As the fashion industry moves toward a green, circular economy with as much reuse as possible, many brands and retailers are incorporating recycled materials into their products. However, as mindful consumers become more aware and critical of sustainability claims, brands and retailers must be able to trace and verify the recycled materials in their products. In some cases, confirming the use of recycled materials can be a simple process, but overall, traceability is an exceedingly complex issue.

One size does not fit all
Different recycled materials often mean different supply chains, with different processes for tracing and verifying the materials. For example, recycled polyester would not be handled the same way as recycled linen or cotton. Overall, the issue of verifying recycled materials should be evaluated on a case-by-case basis and consider your brand’s objectives. Is this for CSR, environmental purposes, a legal obligation, or something else? Do you want to trace the percentage of recycled materials or the recycled materials supply chain? Is it the authenticity of the recycled material that you want to verify or its proportion? Cases will vary depending on the suppliers, the complexity of the supply chain, the materials, whether they came from pre-consumer or post-consumer waste, and more.

This complex process can be simplified into three key steps:

Step 1: Verify the documentation
Even if you know your supply chain, relying solely on someone else’s information is always risky. Therefore, the first step to tracing and verifying the use of recycled materials in your products is to collect and verify the proof documentation from your suppliers. Some companies handle this internally, but many outsource it to not only keep the process agile but to rely on the expertise of professionals who can pinpoint gray areas and find missing elements.

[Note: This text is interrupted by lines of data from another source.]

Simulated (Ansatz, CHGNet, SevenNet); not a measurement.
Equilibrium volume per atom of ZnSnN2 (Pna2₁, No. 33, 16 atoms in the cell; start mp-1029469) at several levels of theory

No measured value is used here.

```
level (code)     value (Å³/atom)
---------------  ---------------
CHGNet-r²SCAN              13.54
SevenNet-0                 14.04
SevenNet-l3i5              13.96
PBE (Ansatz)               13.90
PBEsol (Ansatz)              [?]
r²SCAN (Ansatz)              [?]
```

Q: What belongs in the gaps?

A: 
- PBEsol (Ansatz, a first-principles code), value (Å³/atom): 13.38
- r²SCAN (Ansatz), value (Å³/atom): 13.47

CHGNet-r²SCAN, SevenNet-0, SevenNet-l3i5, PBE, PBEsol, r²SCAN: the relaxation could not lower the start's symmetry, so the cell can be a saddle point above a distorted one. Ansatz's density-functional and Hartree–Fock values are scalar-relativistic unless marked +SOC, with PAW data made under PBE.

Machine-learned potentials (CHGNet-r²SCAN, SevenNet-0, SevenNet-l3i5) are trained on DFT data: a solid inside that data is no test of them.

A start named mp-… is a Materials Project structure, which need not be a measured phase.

Step 2: Visit the suppliers
Verifying documents may not be enough on its own, and there may even be missing documents. Therefore, it is even more effective to go onsite to see and assess the supplier’s processes, capabilities, and capacities. We use this process at SgT to help our customers map their entire supply chain from fiber to finished product. Our experts go to the fiber manufacturing plants and look at things like: Where are they procuring the raw materials? Is this pre-consumer or post-consumer? If a factory says it can produce a certain number of pieces a day, how can we verify that? 

Step 3: Conduct scientific testing
The only way for a brand to be 100 percent sure of its recycled materials claims without any room for doubt would be through a science-based approach with laboratory testing. Accurate scientific testing allows you to not only ensure that your products genuinely contain recycled materials but that the amount of the recycled materials matches what your suppliers have declared.

Overall, different processes and materials require different approaches to traceability, as do the diverse goals and concerns of the brands and retailers. That’s why it’s important to have the support of an expert who can look at things like the type of recycled materials you’re using and your specific goals to create a tailored process that’s ideal for your brand.